Bank of Portraits / Kuzmenko Lidiia, Krutohorova Hanna

Kuzmenko Lidiia, Krutohorova Hanna

Lidiia Kuzmenko and her son Volodymyr lived in Kharkiv. Her husband, journalist Oleksandr Kaptelynin, was shot in 1938 during Stalinist repressions. Volodymyr's school friend Albert Kudenko often visited the Kuzmenko family house. Lidiia knew his parents Ivan Kudenko and Klara Bloshtein well.

In October 1941, when Hitler's troops were advancing on the town of Kharkiv, the Kudenkos' family house in the center of the city was destroyed, and Ivan was seriously wounded. The Jewish family found housing on the outskirts, and her communication with Lidiia and Volodymyr was interrupted for a certain time.

On December 14, 1941, an order of the local commandant appeared that by December 16, the Jews should move to the 10th district of the city, where there were 26 barracks of the factory village. Jews from the suburbs were also sent there, in addition to those from Kharkiv ones.

Unexpectedly Klara Bloshtein visited Lidiia, exactly on the days when the resettlement was taking place. She said that they found a comfortable apartment in an area where no one knows them. But in order not to expose the children to danger, the woman decided not to live with them and asked the Kuzmenko family for temporary shelter.

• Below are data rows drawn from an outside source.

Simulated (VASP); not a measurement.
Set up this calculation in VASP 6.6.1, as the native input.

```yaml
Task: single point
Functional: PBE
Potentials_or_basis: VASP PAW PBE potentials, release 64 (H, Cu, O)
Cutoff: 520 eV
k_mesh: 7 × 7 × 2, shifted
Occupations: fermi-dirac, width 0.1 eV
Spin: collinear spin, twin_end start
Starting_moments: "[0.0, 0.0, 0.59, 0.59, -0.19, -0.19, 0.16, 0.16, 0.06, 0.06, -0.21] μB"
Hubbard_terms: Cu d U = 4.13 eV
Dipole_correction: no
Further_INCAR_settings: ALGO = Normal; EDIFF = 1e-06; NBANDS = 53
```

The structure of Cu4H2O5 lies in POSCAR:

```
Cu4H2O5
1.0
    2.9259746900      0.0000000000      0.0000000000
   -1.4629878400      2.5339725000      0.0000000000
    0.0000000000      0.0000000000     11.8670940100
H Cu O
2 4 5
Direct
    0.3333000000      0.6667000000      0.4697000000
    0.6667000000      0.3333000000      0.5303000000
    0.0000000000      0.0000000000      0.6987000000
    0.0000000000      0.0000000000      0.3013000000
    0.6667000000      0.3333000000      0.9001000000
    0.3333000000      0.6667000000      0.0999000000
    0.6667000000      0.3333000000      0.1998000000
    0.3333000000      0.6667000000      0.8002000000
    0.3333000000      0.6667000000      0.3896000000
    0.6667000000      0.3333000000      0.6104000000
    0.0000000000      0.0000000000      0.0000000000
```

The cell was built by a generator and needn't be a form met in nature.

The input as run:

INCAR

Klara stayed with them for a month. Sometimes on neutral territory she met with children – 14-year-old Albert, 9-year-old Rudolph and 7-year-old Liia. Somehow, after another meeting, she did not return. Later Lidiia learned that her friend was caught on the street and shot in January 1942 in Drobytsky Yar.

Ivan and his children continued to lead a secret lifestyle. After the injury, the man was immobile, so Albert became the sole breadwinner of the family. In the summer of 1942, during a roundup, the boy was caught on the street and sent to forced labor in Germany, and his father was arrested for not registering at the labor exchange.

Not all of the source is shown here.